This week Franciscan Media is launching “Advent with St. Teresa of Calcutta,”
and so I’m reposting one of my favorite Advent traditions here, to give you some extra tips and tricks on how to create your very own Gingerbread House for Advent. This originally appeared on my original blog, “Extraordinary Moms Network.” Enjoy!
On the Friday after Thanksgiving each year, we get started. (The project can be worked on over an entire weekend.) We mix dough, cut out and bake the cookies. The next day we make a batch of royal icing, and assemble the house. (I cheat and use the powdered kind available at my local baking store. You can also get it on Amazon.) The decorating is typically done the third day, but you can assemble and bake on the same day as long as you give the house time to dry before you start decorating. An excellent video tutorial on how to assemble a simple gingerbread house is available here at “Cookies, Cupcakes, and Cardio.”

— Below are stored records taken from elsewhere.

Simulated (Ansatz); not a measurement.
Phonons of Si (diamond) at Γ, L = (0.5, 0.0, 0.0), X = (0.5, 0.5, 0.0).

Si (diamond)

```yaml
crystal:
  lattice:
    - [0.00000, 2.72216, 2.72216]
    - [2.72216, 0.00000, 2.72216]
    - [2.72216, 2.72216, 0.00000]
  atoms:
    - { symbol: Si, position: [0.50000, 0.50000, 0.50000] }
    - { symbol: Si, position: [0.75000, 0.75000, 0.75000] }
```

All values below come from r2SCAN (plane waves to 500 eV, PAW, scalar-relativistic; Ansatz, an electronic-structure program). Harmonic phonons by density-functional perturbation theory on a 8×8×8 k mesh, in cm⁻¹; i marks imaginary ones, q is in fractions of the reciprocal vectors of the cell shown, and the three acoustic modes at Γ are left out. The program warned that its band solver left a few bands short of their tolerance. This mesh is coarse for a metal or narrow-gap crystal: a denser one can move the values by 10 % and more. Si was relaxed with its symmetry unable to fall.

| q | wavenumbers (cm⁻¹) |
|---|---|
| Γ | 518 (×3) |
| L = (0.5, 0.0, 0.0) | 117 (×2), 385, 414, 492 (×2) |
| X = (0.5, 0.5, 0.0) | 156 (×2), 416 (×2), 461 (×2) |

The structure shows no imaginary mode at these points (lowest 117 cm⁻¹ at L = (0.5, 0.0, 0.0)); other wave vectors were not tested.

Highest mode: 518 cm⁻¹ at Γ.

You can make your own templates to cut out your cookies from poster board or laminated parchment paper. If you’re not architecturally inclined, you can also buy gingerbread house cookie cutters at a craft store or Amazon (I like the Fox Run Gingerbread House Cookie Cutter Set).
What do you do with your house once it’s done? That’s really up to you. We like to “smash” our house on New Year’s Eve, and enjoy it with hot chocolate or coffee. Some people like to make two houses, and give one to another family or to a favorite teacher. You can also create a little “village” for your mantelpiece or tabletop. Make this tradition your own — the scent is heavenly, and the fun is contagious.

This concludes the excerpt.